When Coldplay opened 2005’s X&Y with a sly riff on Richard Strauss’ “Also Sprach Zarathustra” (known to movie fans as the theme from 2001: A Space Odyssey), the message was clear: The wimpy Brits behind “Yellow” had completed their studies at Bono’s School for Boys and would now be turning their attention to weightier fare. Chris Martin and his mates, the music told us, had become men.
Well, it’s too bad they already used that bit of bombast, because on their new album, Coldplay truly grow up. Viva La Vida is a bold creative leap forward from a band that until now has been celebrated as much for its ability to sell rock records to young women as for its artistic vision. While X&Y demonstrated Martin’s knack for imbuing the everyday with grandeur, this consistently thrilling effort fills a much larger sonic canvas with much larger ideas.

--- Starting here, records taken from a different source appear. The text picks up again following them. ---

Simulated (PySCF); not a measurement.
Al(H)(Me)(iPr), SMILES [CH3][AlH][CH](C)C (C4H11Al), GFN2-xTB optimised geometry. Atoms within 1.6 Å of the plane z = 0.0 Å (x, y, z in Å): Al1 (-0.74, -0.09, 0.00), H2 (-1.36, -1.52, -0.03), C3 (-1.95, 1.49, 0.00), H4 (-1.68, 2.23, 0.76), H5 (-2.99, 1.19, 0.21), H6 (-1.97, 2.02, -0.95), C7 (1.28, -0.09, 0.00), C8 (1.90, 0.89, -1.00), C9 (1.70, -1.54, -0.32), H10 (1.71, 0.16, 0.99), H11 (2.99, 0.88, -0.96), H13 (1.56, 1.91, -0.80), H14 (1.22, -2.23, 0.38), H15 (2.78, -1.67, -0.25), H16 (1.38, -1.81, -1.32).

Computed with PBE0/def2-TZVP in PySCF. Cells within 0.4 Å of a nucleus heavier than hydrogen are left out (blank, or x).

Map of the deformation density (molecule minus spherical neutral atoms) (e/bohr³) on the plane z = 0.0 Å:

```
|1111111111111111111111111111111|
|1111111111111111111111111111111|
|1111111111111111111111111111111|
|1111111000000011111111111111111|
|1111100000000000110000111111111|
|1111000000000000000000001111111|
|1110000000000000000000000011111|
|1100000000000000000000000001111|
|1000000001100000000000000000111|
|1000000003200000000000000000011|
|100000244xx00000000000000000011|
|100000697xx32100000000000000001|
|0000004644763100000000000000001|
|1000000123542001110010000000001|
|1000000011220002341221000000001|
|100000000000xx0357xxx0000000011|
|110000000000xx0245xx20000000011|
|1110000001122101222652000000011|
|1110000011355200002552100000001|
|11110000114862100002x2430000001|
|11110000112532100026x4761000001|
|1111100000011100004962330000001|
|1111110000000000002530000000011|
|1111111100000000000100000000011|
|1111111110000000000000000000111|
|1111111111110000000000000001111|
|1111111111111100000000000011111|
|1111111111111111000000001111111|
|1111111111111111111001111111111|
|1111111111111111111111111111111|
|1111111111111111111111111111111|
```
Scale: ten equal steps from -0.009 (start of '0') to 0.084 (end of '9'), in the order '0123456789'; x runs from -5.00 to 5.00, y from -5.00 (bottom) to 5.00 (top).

Two shifts are immediately apparent. The first is Martin’s voice, which is operating in a lower register; though romance has always been a big part of Coldplay’s music, sex has not. Yet in “Yes,” a trippy acoustic shuffle, Martin evinces real swagger as he laments a lover’s indecisive ways. “I’m just so tired of this loneliness,” he moans, emphasizing not only an emotional absence but a physical one, too. Later, as church bells toll in “Viva La Vida,” Martin (convincingly!) portrays a king, or a rock star, reflecting on a life of excess: “I used to roll the dice / Feel the fear in my enemy’s eyes.”
The other obvious change — one no doubt inspired by Brian Eno, who produced Viva La Vida with Markus Dravs and Rik Simpson — is the way in which Coldplay color their twinkly guitar rock with traces of various world musics. “Lost!” rides a tribal drum-circle groove; “Yes” throbs with sweet-and-sour Bollywood strings; “Strawberry Swing” revolves around Jonny Buckland’s African-pop guitar line. Some purists might balk at such appropriations, but each element finds a surprisingly natural place in the band’s wide-open sound.
Even when they’re not looking beyond the borders of home, they do satisfyingly weird things to their music, as in “42,” which starts out in plaintive piano-ballad mode, then transforms without notice into a juddering psych-punk jam. “Violet Hill” pulls a similar fake-out, bludgeoning a delicate Eno-style soundscape with big Black Sabbath guitars.
For all of Coldplay’s experimentation, though, there’s no doubting that Viva La Vida, with its sturdy melodies and universal themes — think love, war, and peace — is an album meant to connect with the masses. (Arenas have been built for less than the climax of “Death and All His Friends.”) The band’s triumph lies in how exciting they make that prospect seem.